I'm still here, not doing much, with barely anything to report.
Today it is two weeks before the official construction start date. Next week is moving week, and for now I am still just kind of hanging out between phases of my life, still sorting out what goes where, still packing some things before the movers come, still changing plans, almost daily it seems. I am moving some small things, there are always things that it seems to make sense to move myself, that I don't want to pay someone else to pack, although at the moment I can't say that I honestly don't think it would be easier just to pay someone. I live in and use all three floors of my house, and think nothing of running up and down stairs all day long. But I had forgotten how exhausting it is to carry stuff, 25 to 40 pound loads of stuff, up and down stairs out to my car, up stairs to my apartment, in the heat. No wonder I have little to say.
But here are a few things that have entranced me lately.
1. My small wine rack.
I put this together this morning after hauling the coats, some wine, and a few other kitchen supplies over from the house. It was actually rather gratifying to sit on the cool floor in the empty apartment and bang things together. And I am thrilled to have a coat closet since there has been no place to hang a coat or jacket in this house since I moved in. I still won't have a coat closet when I move back, but I will have a rear entry and space for a coat rack. I jettisoned the coat closet with the extended addition, but that is ok. I am thrilled with what is ahead.
I picked up the yellow li'l bang coreopsis as a kind of next-best choice. I really wanted a different color, but didn't find it. Now I am happy. I love the way the cheerful yellow flowers play so nicely with the little lime hydrangeas. The south side of the front yard is doing really well considering I just planted it all this year, and we have had some extended dry spells. I've decided I will need a lot more coreopsis next spring.

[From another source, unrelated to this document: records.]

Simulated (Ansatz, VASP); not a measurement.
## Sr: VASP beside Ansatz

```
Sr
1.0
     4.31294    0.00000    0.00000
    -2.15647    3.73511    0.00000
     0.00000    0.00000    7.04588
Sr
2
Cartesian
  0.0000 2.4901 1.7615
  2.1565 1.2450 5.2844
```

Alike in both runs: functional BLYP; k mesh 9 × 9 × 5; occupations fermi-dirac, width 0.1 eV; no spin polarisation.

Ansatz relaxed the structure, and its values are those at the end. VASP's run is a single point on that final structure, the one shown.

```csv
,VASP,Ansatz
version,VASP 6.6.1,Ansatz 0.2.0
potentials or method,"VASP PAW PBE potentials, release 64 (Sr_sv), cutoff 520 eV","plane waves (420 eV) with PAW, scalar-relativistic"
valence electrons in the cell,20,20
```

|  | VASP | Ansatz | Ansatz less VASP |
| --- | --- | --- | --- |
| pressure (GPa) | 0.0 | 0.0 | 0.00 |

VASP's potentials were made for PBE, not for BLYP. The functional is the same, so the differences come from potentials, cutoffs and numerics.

The crape myrtle on the cool, shady side of the front yard is also doing much better this year after I hacked back a bunch of other trees and shrubs that I really didn't want. I remember talking to my neighbor and he didn't even believe there was a crape myrtle in that thicket. No doubting its presence this year, as the blossoms are quiet evident, although I will have a good bit of weeding out to do again next spring.
4. New Perfume
I treated myself to a decant set of natural perfumes that Duchesse, of the blog passage des perles had recommended and I fell promptly in love with one perfume, Arbolé Arbolé by Hiram Greene. I have been wearing it every day and it just makes me feel grounded and happy. It is sweet without being sugary, at least on me, with hints of patchouli, cedar, and sandalwood, therefore making it somewhat woody and grassy but without the harsh edge of some woodsy fragrances. It also feels a bit spicy, with a little touch of the oriental, but I don't really know if that is an intended part of the perfume, or how I feel wearing it. It reminds me of walking outside at dawn on a summer morning right after a nighttime rainstorm, when one smells the wet, but one also smells the earth, the wood, the perfume of flowers hanging in the air. It is a scent both soft and warm, bruised and also full of hope. I think that is how I feel when I wear Arbolé Arbolé. I feel like I am in a bubble of hopeful equanimity, as if no matter how harsh the storms, how ugly the world, there is still hope that nature and right will win out. For me, for this summer at least, it is the perfect perfume, filled with hope and laughter, calm, and a touch of flirtatiousness, where upsets are melded into new growth, a reminder that as long as there is still beauty and life, there is also still hope.